Helsinki-NLP / OPUS-MT-train

Training open neural machine translation models
MIT License
318 stars 40 forks source link

Issue with it-en model #52

Open avostryakov opened 3 years ago

avostryakov commented 3 years ago

In some rare situations, specific sentences translated from Italian to the English language with "(Translated with Google Translate)" at the end of the output sentence. For example, the following Italian sentences will have it in English: Gli oggetti ordinati sono arrivati in tempi piu'che rapidi e tutto anche piu'bello dal vivo....perfetto!! Ho fatto alcuni acquistati da Mano Mano mi sono arrivati in tempi brevi e senza alcun problema,auguri grazie di ❤️!!!! grazie. fino ad adesso buoni prodotti... speriamo anche il prossimo!

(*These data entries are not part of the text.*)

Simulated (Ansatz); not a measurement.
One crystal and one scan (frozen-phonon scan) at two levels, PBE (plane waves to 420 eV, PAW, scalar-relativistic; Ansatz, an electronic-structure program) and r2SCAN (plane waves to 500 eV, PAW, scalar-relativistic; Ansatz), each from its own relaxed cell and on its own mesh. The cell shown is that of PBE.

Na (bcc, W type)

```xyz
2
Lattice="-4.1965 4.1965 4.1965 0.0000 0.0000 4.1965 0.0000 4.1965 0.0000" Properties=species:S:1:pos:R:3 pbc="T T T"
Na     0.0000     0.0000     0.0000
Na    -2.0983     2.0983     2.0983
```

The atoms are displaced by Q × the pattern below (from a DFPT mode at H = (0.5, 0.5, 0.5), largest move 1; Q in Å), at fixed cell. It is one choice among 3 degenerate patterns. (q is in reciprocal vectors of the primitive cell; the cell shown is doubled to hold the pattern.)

I guess in training data there is this kind of rubbish in translation pairs in some datasets. I suggest removing "(Translated with Google Translate)" from English sentences from training data in preprocessing pipeline.

I'm talking about this model: models/it-en/

jorgtied commented 3 years ago

Thanks a lot for the feedback. I'll try to add a filter. Is it a big and frequent problem? I cannot promise to update all models immediately. Please, let me know if you see further issues that we could address in new releases. In the meantime: Could you check whether this model has the same problem: https://github.com/Helsinki-NLP/Tatoeba-Challenge/tree/master/models/ita-eng Thanks!

avostryakov commented 3 years ago

Is it a big and frequent problem?

No, It's seldom. And If I remove "!" from the end of sentences it disappears from English output. I let you know if we will find this issue in other models.

avostryakov commented 3 years ago

@jorgtied We didn't find this problem with other models that we use from Helsinki-NLP/Tatoeba-Challenge projects: por-eng, fr-en, spa-eng, fi-en, da-en, nl-en, so-en, no-en, el-en (maybe nn-en/nb-en, I don't remember exactly now). Only the It-En model.